2016 has started in a similar way to the way in which 2015 played out: heightened geo-political uncertainty and stock markets faltering due to weaker global economics. The latest issues that have caused this increased volatility are the ever-familiar stories of a slowing Chinese economy and political unrest in the Middle East. Whilst it is difficult to assess what damage these factors may cause to individual company fundamentals, it is not hard to see the effect they have on investor confidence.

The UK market finished 2015 down 5% in price terms but only 1.5% down when income is included. This is a relatively strong return when it is considered in the wider context of sharply falling commodity prices, another Greek showdown with the Europeans, a slowdown in emerging markets and the horrific terror attacks that shook various areas of the world. None of these issues seemingly affected the UK economy and thus it proved to be a positive arena for investment in 2015.

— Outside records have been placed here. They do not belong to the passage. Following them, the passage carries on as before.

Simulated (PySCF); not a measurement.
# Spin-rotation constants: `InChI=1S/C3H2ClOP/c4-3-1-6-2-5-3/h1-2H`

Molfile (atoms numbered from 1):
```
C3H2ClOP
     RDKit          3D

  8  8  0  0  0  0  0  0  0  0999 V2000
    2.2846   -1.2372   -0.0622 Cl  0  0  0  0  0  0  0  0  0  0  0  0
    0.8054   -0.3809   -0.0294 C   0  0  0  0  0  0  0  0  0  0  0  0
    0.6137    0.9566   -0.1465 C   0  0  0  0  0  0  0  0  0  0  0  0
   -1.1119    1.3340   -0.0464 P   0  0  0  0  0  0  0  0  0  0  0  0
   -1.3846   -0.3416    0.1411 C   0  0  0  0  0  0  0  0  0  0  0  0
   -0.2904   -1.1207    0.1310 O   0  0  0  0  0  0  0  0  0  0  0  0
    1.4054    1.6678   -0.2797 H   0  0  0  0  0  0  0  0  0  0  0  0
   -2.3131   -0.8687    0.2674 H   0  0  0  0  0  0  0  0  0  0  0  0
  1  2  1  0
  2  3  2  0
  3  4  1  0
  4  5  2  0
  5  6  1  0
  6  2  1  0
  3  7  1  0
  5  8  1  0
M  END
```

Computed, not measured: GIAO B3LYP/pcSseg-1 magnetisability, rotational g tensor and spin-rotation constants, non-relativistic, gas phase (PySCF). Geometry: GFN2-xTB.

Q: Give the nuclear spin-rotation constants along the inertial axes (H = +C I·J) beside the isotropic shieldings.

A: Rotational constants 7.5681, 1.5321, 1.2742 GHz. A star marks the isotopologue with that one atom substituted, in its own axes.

The biggest beneficiaries were smaller companies, and housebuilding. Smaller companies had the benefit of being on relatively undemanding valuations and having a more domestic earnings bias, which meant that earnings were largely unaffected by global economic headwinds. Housebuilders were also in strong demand due to a solid year of 9% average house price inflation and the persistent, decades-old problem of a chronic lack of new housebuilding. The annual deficit is running at about 100,000 homes and this inevitably leads to too few houses being chased by too many buyers, a problem of home affordability that will continue to store up for the next generation.

Whilst these two areas delivered strong performance, it is worth noting that there was a stark increase in the amount and the scale of profit warnings by companies. In the third quarter, 79 UK quoted companies issued profits warnings, the highest third quarter since the credit crisis. These warnings led to sharp downwards movements in share prices as investors took fright at high valuations and negative earnings growth. Whilst data for the final months of the year is not yet out, it feels as though the third quarter figure will be surpassed.

Across the Atlantic, the American economy was finally deemed strong enough to withstand a quarter of a percent interest rate increase, the first rise in nearly 10 years. It would be a worrying development if policy makers thought that an American economy growing at over 2% and with 5% unemployment could not cope with such a small and well highlighted rate increase. The area that does not seem to be coping so well is the $40 trillion ($40,000,000,000,000) US bond market. Many companies have been issuing cheap debt to engage in financial engineering to increase returns for equity investors. When this is combined with a slower global economy and less ability by investors to sell this debt easily, it leads to bigger movements in the price to the downside. This is a risk that we are acutely aware of for 2016.

What is particularly interesting is the number of respected, seasoned financial commentators who have never seen this level of uncertainty across the globe. It is political, with the rise of extreme politicians, the entrenchment of the so-called Islamic State in the Middle East and the subsequent refugee crisis that this has created. It is economic, with a slowing Chinese economy, an uncertain path for interest rates and a fragile bond market. It is even the weather, with the warmest and wettest December on record, El Nino playing havoc with climates and the potential La Nina leading to future unpredictable weather. It is all cause for concern.

It has been nearly 8 years since the financial crisis brought the world to a halt and it is pleasing that America has taken another step towards economic normality. But whilst America takes a step forward, it seems that China and Emerging Markets are taking two steps backwards. Bright spots still exist for investment; but the current storm clouds do seem more prevalent than they have been for the past few years. The volatility that will inevitably ensue allows long-term, pragmatic investors to deploy capital into good quality companies at good prices. Caution needs to be taken with investment decisions and it is advised to carry an umbrella, just in case the storm clouds do open.